I went for a test drive today and it went mostly well, except for a sudden fuel pressure drop during one quick 2nd gear pull, causing the engine to lean out momentarily. Noticeable stutter during acceleration, and it showed in the logged data as well.
It happened twice during that pull, each only lasting 0.15 to 0.2 seconds. When it happened, fuel pump output voltage (25A HCO4) was steady at around 14V, but the high side current went from over 13A to ~7.5A. Expected fuel pressure is at 365 kPA (53psi) but actual fuel pressure dropped to 60 kPA (8.7psi).
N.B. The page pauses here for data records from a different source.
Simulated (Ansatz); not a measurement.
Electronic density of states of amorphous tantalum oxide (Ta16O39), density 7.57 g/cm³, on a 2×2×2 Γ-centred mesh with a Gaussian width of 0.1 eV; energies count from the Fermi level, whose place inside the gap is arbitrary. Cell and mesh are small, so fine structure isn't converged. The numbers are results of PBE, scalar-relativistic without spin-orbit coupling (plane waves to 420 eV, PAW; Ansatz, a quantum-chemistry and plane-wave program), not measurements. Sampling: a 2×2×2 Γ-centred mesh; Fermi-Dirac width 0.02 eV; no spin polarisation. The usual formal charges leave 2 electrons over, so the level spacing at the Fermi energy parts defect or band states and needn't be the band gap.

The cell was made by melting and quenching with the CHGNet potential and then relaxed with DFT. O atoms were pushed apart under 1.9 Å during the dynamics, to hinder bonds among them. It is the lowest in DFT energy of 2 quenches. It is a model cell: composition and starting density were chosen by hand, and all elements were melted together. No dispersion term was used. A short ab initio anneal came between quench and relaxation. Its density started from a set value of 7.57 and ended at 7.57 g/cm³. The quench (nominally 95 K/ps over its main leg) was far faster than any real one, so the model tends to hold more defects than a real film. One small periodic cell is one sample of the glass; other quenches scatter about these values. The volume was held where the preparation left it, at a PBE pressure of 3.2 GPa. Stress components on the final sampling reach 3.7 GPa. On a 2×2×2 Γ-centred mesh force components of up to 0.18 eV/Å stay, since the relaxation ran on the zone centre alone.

Besides that, my fuel pressure at idle is always a little lower than expected, and it’s always unsteady during a pull.
The car has:
- Stock, unopened 13B-REW short block
- Single Turbo EFR8374
- Walbro 400LPH intank fuel pump
- ID1050 primary, 1700 secondary
- IDF750 fuel filter
- Radium -8 direct mount fuel pulsation damper
- Radium primary & secondary fuel rail
- Holley hydramat in the tank
My questions were:
1) What could cause random fuel pressure drop like this? Is it electrical, or a physical resistance in the fuel delivery?
2) How far does the measured fuel pressure deviate from expected value is generally considered acceptable?
New to the forum and looking to learn. Thanks a lot!
No mention of FPR? Did find some years ago the 2000s era turbosmart one we were running caused erratic readings when the fuel requirements and boost went up, one of the newer, bigger versions cured it.
To answer your number 2 question, I've left the acceptable fuel pressure differential at 270kPa. so, 30kPa margin. I might back it off to 35 or 40 as I've tripped it a single time since with a hard stab at the throttle . This seems safe enough to me.